Like many politicians, Brazilian president Luis Inácio Lula da Silva identified himself with different citizens by dressing like them. He seemed to delight in donning an Indian headdress or squeezing into a hard hat. Such images fit the populist message of this remarkable man, a man who rose from poverty to become leader of the labor movement that challenged the military dictatorship and helped restore democracy to Brazil, the world’s eighth largest economy. But in July 2003 when Lula placed the bright red cap of the Landless Laborers’ Movement (Movimento dos Trabalhadores Rurais Sem Terra [MST]) on his head, all hell broke loose. Subsequent editions of nearly every news vehicle in the country featured alarmed criticism of this fateful act. Words like “rebellious,” “revolutionary” and “irresponsible” characterized the reaction as dozens of reporters were sent to the field to document the dangers posed to the country by the MST. The controversy reached the United States, where concerns on Wall Street and in Washington threatened to undermine Brazil’s fragile credit rating and international standing. By 2004, the Lula administration had carefully finessed most of the criticisms, supporting the right of the MST to mobilize and pressure the government while simultaneously investing in a conflicting agribusiness development scheme.
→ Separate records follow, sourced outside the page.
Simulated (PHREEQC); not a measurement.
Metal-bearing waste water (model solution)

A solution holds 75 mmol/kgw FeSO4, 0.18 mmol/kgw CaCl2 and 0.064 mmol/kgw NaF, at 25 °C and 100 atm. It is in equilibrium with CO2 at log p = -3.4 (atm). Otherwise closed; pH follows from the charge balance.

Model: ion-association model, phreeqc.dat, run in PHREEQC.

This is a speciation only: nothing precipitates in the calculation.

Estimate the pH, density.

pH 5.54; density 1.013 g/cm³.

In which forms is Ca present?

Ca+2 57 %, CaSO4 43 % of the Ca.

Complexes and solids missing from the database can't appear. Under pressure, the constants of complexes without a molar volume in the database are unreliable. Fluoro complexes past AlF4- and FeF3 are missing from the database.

What is the MST? In contradistinction to the image projected by the Brazilian press, the collection of recently published books reviewed here describe it as an institutionalized social movement of unprecedented significance for Brazil and the world that does not pose an immediate revolutionary threat to society. On one book’s jacket, Eric Hobsbawm, a frequent traveler to Brazil, validates the MST as “the most ambitious social movement in contemporary Latin America” (Branford and Rocha 2002). On another’s cover, journalist Studs Terkel describes the MST as “a million or so ordinary people fighting for the right to live ordinary lives” (Wright and Wolford 2003). Founded in 1984, the MST fights for radical agrarian reform—that is, state intervention to reverse historic land concentration trends, distribute good agricultural land to needy workers, and reallocate resources to support small and cooperative farming as fundamental to the development of a stronger, more democratic and just society.
Today, the MST boasts a membership of more than 500,000 families—at least two million people—and has a presence in every state and more than 700 municipalities. The MST runs some 500 farm co-ops in the areas of production, marketing, credit, and technical assistance. It trains most of its own technicians, militants, and leaders. It has succeeded in redirecting government funds to support its administration of 1,800 elementary schools with more than 160,000 students, teaching basic literacy to 30,000 teenagers and adults, and operating a college. In the meantime, some sixty members are studying in Cuba to be doctors (MST 2004).